Friday night, the company holiday party - is there any American institution easier to make fun of? A few, and Stephen Colbert is doing genius work on those fronts. I made an appearance, ate well, then made my goodbyes and wound my way out of one of those little instant communities that are gentrifying my neck of the woods, one of those little valleys nobody had built in before but now is jammed with houses all painted from the same three colors, and all from the same basic khaki color palette. I find these developments disturbing and creepy, more so near Consumass when animatronic Santas wave from balconies.

Then it's off to The Earl where there is one thing I can make more fun of than holiday parties - singer/songwriter acoustic HELL.

Daniel Clay took the stage and played a few heartfelt tunes while the crowd stood reverently silent, at least until they got a few drinks in them.
"I have a lot of..." Daniel started to say between tunes.
"Issues? Sadness?" answered degenerate EM next to me, inspiring giggles.
"... junk... from growing up in the South... " Daniel continued in a sad, whispery, Robert Smith voice, "... and Southern Baptist."
I couldn't take any more and had to leave the room so as not to annoy those around me that enjoyed this kind of stuff with my incessant guffaws. "HOLY SHIT, MAN!" I cursed him as I fled the room.

I had brought a Rush CD for the ride over, as a joke against EM, but suddenly it didn't seem like a joke any more - I actually wanted to retreat to the car and crank it up to wash away the wave of *feelings* Daniel had unleashed. EM even agreed and A) she's female, B) she's about as much into Rush as I am into jazz fusion. 
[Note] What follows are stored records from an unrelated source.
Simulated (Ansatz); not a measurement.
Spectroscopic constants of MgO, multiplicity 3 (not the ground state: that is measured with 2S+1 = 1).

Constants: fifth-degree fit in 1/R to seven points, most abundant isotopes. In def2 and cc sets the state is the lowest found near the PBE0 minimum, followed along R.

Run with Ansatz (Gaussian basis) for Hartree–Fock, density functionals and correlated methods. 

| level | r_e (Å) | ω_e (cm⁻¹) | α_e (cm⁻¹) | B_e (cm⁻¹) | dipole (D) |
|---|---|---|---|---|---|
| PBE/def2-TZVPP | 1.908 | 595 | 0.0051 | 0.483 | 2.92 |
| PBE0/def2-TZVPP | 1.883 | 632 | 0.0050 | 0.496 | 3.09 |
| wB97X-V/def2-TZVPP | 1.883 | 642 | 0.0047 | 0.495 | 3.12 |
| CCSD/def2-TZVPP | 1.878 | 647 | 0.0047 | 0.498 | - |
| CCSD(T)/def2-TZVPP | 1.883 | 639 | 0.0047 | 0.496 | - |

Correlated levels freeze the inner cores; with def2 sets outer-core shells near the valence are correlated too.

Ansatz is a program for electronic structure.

If you like that sort of stuff, check him out. If not, you have been warned.

 Next up, Theater Fire, sort of the male version of Hope for a Golden Summer, from Fort Worth, TX.

This I really enjoyed. Sure, it has the same poetic style lyrics as Mr. Clay, but with more fun. The played a variety of instruments, from horns to washboard to accordion to spatula to spice up the pretty but sad tunes - good stuff.

Hope for a Golden Summer came on and I figured the ladies were going to do a tune or three before their male members joined them on stage, but soon I realized that wasn't the deal. They had lost the guys in the band. It wasn't the lack of male presence or voice that was lacking as much as the additional instruments. Without the drums and cello, the sound is a bit sparse. Still good, but not as fat and interesting as previous incarnations.

I don't remember them going more than one or two new tunes, if any at all, but they mentioned they're  working on a new CD that you can pre-order now to help them finance it. They also had pottery and other crafty merch for sale, as well as a pile of free anti-circumcision and anti-tampon propaganda, all piled into an appropriately battered vintage suitcase.